Mathis, the home’s current owner and a retired teacher, is quite happy with Simmons’ facts regarding a house she’s admired for years. She says she has a memory of coming into town from the Farmington community as a little girl, passing the Liddon House and seeing a few cats around the yard. Still, her thoughts these days are more prone to practicality, and she offers her husband, Richie Mathis, as an example.
“My husband is allergic to cats,” she said, laughing. “If there had been lots of cats in this house, he’d know it.”
Mathis would much rather talk about the house’s mosaic tile floors and its 14-foot ceilings. She’d prefer to share the plans she and her electrical engineer husband have for their home and talk to you about the social gatherings she’s already hosted there.
Not long after the Mathises purchased the house, they threw a “Great Gatsby”-themed birthday party for their then-16-year-old granddaughter, Katelyn. When she recently turned 21, the Mississippi State University student was celebrated again in her grandparents’ work in progress.
Mathis, whose heart is as big as the massive house she’s renovating, hosted a princess party for Alaina Gass, an 11-year-old girl with leukemia.
“One of my fellow teachers put on Facebook that a wish of this little girl’s was to tour ‘the cat house,’” Mathis said. “I decided at that point to do more than just give her a tour.”
Today, Gass is a student at Alcorn Central High School and is doing well. Mathis hopes to open up Liddon House for other celebrations for her family and her community. The house’s great ballroom is the perfect place for a celebration.

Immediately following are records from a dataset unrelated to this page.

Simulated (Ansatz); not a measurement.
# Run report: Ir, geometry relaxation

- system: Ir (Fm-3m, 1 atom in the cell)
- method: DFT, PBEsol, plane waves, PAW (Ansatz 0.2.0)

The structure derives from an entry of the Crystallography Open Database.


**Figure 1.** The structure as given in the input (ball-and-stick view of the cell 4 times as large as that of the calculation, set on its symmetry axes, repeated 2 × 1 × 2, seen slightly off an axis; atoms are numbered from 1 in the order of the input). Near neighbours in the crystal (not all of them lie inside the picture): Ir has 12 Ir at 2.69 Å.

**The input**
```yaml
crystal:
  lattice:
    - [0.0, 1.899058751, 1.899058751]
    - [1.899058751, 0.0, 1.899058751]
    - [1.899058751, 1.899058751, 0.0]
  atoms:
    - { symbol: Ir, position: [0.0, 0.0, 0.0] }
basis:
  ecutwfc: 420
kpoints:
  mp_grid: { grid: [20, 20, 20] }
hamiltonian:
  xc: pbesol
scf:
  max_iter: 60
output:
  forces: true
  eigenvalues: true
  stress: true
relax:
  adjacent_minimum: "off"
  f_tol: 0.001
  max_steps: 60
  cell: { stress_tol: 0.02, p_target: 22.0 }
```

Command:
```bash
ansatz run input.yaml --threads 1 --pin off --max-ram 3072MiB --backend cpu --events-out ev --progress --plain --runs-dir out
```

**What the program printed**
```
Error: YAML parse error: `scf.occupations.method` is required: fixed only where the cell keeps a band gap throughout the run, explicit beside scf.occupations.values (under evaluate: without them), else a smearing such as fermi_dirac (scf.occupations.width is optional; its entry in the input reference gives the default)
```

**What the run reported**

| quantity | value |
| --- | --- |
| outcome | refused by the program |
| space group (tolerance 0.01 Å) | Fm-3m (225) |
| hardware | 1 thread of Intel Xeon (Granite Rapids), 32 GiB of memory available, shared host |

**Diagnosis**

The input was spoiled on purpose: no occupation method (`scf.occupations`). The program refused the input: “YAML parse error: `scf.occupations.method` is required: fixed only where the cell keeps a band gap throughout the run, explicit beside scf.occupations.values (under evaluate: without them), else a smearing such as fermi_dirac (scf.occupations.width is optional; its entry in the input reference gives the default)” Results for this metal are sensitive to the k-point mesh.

The Liddon House is not the first home renovation the Mathises have undertaken. The couple have been taking on remodeling projects since a few years after they married 46 years ago. When asked if there’s a projected completion date for the Liddon House, Mathis laughs heartily.
“I’d love to be able to say when, but I can’t,” she said. “Richie says he’s having fun because he can just pick any job he wants — there are so many things to do. My goal is to fix it up and furnish it, and that’s as far as I know for now.”